Pruning of remote content

This week I sorted out a feature that I've been putting off for far too long... content pruning!

ActivityPub had been enabled since March of this year, and in that time, the database had accumulated tens of thousands¹ of pieces of content from the fediverse. This was causing our database size to grow, but it was nothing entirely insurmountable, since it's mostly text.

However, the principle of the matter was that we were being pushed a mountain of content, most of which wasn't even consumed. For reference, when I ran the script against the data on this site:

2024-06-10T18:04:52.445Z [4567,4568/3631171] - info: [notes/prune] Found 32531 topics older than 30 days (since last activity).

We then take those topics and determine whether it received "engagement". Essentially whether a user reply to or liked a post within a topic.

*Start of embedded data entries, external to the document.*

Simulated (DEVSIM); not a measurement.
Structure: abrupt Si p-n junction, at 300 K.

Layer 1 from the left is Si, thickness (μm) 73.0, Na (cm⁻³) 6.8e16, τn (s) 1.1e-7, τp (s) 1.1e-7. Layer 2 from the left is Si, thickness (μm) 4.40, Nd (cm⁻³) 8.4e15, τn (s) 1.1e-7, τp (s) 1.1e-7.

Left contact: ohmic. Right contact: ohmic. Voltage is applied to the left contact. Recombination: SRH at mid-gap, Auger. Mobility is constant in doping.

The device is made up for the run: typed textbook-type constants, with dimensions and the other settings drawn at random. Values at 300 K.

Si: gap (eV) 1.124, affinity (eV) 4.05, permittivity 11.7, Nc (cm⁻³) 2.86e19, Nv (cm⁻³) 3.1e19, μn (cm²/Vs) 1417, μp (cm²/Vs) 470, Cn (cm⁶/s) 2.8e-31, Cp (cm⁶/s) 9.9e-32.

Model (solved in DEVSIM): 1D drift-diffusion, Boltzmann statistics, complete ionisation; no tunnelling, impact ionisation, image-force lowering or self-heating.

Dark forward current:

Filtering for those, we get:

2024-06-10T18:07:31.860Z [4567,4568/3631171] - info: [notes/prune] 32252 topics eligible for pruning

... which essentially means ~99.14% of incoming content received zero engagement. That's not entirely surprising given that content streams in at all hours of the day, and I only reply or like a fraction of them.

In the backend, I'm allowing this value to be configurable, with the default being 30 days.

Next up, remote user pruning!


¹ Actually, the number ended up being closer to 116k pieces of content. In contrast, this forum has been running for about a decade and only recorded just under 100k posts!